31st March 2005, 11:37 AM
Quote:Then why do your main complaints about BG, or Torment, or whatever, seem to be about things that they couldn't help, and that are inherent to 2d games -- static conversations (this is just a fact of life in gaming, OB1, and not one that bothers me too much. Honestly, it bothers me more in a KotOR than a Baldur's Gate... KotOR looks like it SHOULD have something like that, but fails, while BG doesn't (look that way), and doesn't (have it), so it's not missing. BG compensates with well done text that conveys some personality and emotion, I'd say... though the first one is far from perfect, as I've said many times before. But hey, that's why you make sequels, to improve on things, and they did...), lack of graphical displays of emotions, the "boredom" of reading lots of text (you obviously think this a much greater problem than I do.), etc... none of those are things the BG engine could have done better! Or should have done better. It's a fantastic strategic 2d engine and I wouldn't want it any other way.

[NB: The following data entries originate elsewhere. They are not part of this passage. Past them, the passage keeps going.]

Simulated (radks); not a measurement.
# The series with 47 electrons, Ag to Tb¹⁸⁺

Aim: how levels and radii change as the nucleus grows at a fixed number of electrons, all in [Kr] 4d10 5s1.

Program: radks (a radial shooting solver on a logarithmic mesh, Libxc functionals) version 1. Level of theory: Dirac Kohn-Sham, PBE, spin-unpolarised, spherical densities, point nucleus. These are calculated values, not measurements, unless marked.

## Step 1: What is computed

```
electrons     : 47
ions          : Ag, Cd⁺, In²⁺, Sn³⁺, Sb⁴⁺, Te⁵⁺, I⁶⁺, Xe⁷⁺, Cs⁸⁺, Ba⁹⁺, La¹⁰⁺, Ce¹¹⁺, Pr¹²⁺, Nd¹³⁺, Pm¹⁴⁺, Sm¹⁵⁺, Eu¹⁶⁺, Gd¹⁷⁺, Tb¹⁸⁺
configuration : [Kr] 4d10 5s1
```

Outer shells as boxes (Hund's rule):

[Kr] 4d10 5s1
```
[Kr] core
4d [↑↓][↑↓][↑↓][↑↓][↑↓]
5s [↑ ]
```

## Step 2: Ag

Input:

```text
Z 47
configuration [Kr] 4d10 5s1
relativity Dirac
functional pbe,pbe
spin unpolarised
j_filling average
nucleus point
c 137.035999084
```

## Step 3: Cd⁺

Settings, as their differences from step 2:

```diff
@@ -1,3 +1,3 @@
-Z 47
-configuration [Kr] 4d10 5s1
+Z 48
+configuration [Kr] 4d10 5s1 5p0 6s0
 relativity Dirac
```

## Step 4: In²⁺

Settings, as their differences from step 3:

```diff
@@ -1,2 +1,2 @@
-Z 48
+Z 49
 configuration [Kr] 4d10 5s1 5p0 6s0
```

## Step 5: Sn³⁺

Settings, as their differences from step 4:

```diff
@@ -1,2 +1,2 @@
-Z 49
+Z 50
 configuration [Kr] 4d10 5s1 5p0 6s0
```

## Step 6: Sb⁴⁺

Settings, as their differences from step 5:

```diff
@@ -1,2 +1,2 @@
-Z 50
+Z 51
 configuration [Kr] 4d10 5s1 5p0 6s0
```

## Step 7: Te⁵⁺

As I've said, Torment improves on BG by having larger graphics (the characters, etc. are bigger on the screen than in BG), many more clickable-description-areas (click on the slabs in the mortuary and you get various interesting descriptive messages), more text to read (fleshing out the NPCs with more to say so they can establish a style and more detail so you can learn more if you want), and just plain better writing... well, not to mention a better story. BG's is admittedly somewhat cliche. BGII/ToB is better, and is intersting, but it's still standard fantasy stuff... and if there's one thing Torment is not, it's standard fantasy stuff.
The 'imagination' thing is, admittedly, most true for text-based adventure games, not Baldur's Gate. But there is truth to it in a BG as well... not as much as for a Zork or Planetfall, but truth.
That's really, really lame. I could then say that the crappy apple pie that grandma made was actually great because I used my imagination and imagined it as not being crappy.
Static characters with lifeless dialogue boxes scrolling over their heads is a terrible way of telling a story. I've explained in great depth many times in the past why that is, and will not continue any further.
And lazy, saying that game designers can't be good storytellers is about as dumb as someone saying in the 30's that a filmmaker cannot be a good storyteller either, that they can only be a good photographer and editor. The medium is slowly becoming a better storytelling medium, and as long as this continues different kinds of people will want to make games, people who can tell good stories. There are already a number of game designers that can tell a good story. That Finnish guy (I can never spell that name), Hideo Kojima, Tim Shafer, and Fumito Ueda just to name a few. I agree that most games have shit stories and that there has yet to be a video game equivalent of Casablanca or Gone With the Wind, but I believe that that time is fast approaching.
There's nothing contradictory about saying that running around for hours in Mario 64 is more fun than playing through Grim Fandango or whatever. Of course it's more fun. Just as any Buster Keaton movie is more fun to watch than Citizen Kane. But there's a place, and an audience, for both types of games.